Thanks to social media, marketing is everyone’s job. Social media now is a prospective buyer’s primary research tool ahead of purchase. The brand best equipped to provide useful content about a product or service and engage individual prospects through authentic brand ambassadorship is far more likely to win that prospective customer’s business.
Such engagement requires specialized knowledge about the product or service in question, which often means that the employee, team or department responsible for a specific product or service also is the best-suited to talk about it. On one hand, this is a fantastic opportunity for the public to get information directly from the source. On the other hand, asking more employees to engage the public as part of their jobs inevitably means trusting people who aren’t trained marketers.
These are the needs of modern marketing, and it is important that businesses and marketing departments invest in the cultural infrastructure necessary to meet this challenge. This, of course, begs the question: If marketing today is everybody’s job, what does the modern marketing department look like?

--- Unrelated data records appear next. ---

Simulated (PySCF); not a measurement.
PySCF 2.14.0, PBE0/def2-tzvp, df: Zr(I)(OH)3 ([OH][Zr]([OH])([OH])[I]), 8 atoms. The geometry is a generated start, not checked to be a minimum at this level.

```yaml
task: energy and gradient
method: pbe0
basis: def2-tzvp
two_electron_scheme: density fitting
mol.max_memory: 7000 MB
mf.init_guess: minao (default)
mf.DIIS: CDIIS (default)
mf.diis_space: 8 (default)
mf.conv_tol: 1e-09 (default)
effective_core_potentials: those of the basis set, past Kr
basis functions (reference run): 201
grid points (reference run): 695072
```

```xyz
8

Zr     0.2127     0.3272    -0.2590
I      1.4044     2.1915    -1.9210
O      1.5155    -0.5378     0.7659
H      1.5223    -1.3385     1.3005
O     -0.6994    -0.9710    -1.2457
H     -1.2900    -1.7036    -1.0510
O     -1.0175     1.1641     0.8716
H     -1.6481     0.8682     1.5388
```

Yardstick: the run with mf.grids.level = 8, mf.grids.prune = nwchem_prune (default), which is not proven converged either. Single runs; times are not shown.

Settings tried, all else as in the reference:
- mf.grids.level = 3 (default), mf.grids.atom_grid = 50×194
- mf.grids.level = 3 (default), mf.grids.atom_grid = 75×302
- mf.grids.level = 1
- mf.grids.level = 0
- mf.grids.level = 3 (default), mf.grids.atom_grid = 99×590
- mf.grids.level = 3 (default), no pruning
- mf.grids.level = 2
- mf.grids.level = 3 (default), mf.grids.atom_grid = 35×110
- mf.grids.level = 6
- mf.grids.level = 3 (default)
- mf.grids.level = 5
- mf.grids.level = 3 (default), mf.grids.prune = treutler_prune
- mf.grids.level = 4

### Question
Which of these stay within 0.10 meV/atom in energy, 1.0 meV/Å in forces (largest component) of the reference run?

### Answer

Some worry that marketing departments will get absorbed, get outsourced or simply go away. Fortunately, we’re not seeing any of those options play out. Instead, social business leaders such as IBM, Adobe and Dell have redesigned their organizational models to prize employee empowerment through social training programs and increased access to useful branding or product information.
Marketing may be everyone’s job, but someone still needs to be there to show them how to do it properly. And brand ambassadorship in social media depends on transparency and authenticity. While there are attendant risks, the potential rewards are far greater.